Chad's New Refinery Suspends Production Following Price Dispute
October 03, 2011
Chad's first oil refinery has suspended production because of a price dispute between the China National Petroleum Company (CNPC) and the Chadian government, which are both own and operate the refinery as a joint venture. According to a statement from the Societe de Raffinage de N'Djamena (SRN) published in local media, the refinery will not operate from 25 September for a period of 40 days. The refinery agreed a retail price of 200 Central African CFA francs (XFA) (USD0.41) per litre of refined petroleum with the government, but refined products are sold at a retail price of around XFA600 (USD1.31) per litre in Chad, according to the World Bank. This discrepancy caused the refinery to operate at a loss of USD4.7 million by end-August. The refinery is co-owned by the CNPC (60%) and Chadian NOC Societe des Hydrocarbures du Tchad (SHT) (40%).

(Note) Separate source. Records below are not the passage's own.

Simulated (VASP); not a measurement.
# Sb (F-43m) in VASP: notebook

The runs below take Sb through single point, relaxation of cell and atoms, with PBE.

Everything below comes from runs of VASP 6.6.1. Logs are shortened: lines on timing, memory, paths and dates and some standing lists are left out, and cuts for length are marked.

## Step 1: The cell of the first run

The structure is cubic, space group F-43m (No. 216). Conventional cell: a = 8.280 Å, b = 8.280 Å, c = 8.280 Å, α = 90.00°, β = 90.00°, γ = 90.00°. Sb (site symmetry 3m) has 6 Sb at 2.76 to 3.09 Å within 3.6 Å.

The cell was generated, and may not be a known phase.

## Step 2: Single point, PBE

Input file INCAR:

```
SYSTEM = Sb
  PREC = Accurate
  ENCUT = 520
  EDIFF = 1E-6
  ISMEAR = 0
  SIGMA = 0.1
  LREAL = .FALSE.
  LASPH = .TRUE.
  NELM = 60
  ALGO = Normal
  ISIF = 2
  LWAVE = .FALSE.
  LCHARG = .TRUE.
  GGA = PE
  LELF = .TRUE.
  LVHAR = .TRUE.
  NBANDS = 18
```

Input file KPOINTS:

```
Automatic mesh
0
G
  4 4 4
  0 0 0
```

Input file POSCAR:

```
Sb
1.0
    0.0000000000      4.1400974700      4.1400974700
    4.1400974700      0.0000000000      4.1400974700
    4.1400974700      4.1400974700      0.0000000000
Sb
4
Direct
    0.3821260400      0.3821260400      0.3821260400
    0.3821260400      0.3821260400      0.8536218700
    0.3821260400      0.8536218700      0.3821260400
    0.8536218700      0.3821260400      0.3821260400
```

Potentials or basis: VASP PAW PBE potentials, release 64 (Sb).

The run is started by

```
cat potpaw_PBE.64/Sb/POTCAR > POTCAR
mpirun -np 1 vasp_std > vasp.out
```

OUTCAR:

Significance:The 20,000-b/d refinery was launched in June with plans to increase the capacity to 60,000 b/d, which could make Chad less dependent on fuel imports (seeChad: 1 July 2011: Chad). The loss of operations at the refinery will inevitably result in fuel shortages in Chad, which will require costly imports. CNPC has become a vital investor in the country and is developing the Mimosa and Ronier oilfields as well as investing heavily in developing Chad's downstream sector, in particular, its pipeline infrastructure. Therefore, Chad can ill-afford a breakdown in its relationship with this important investor, and CNPC is likely to try to use its clout to push up the price of refined petroleum in order to stabilise the refinery's balance sheet.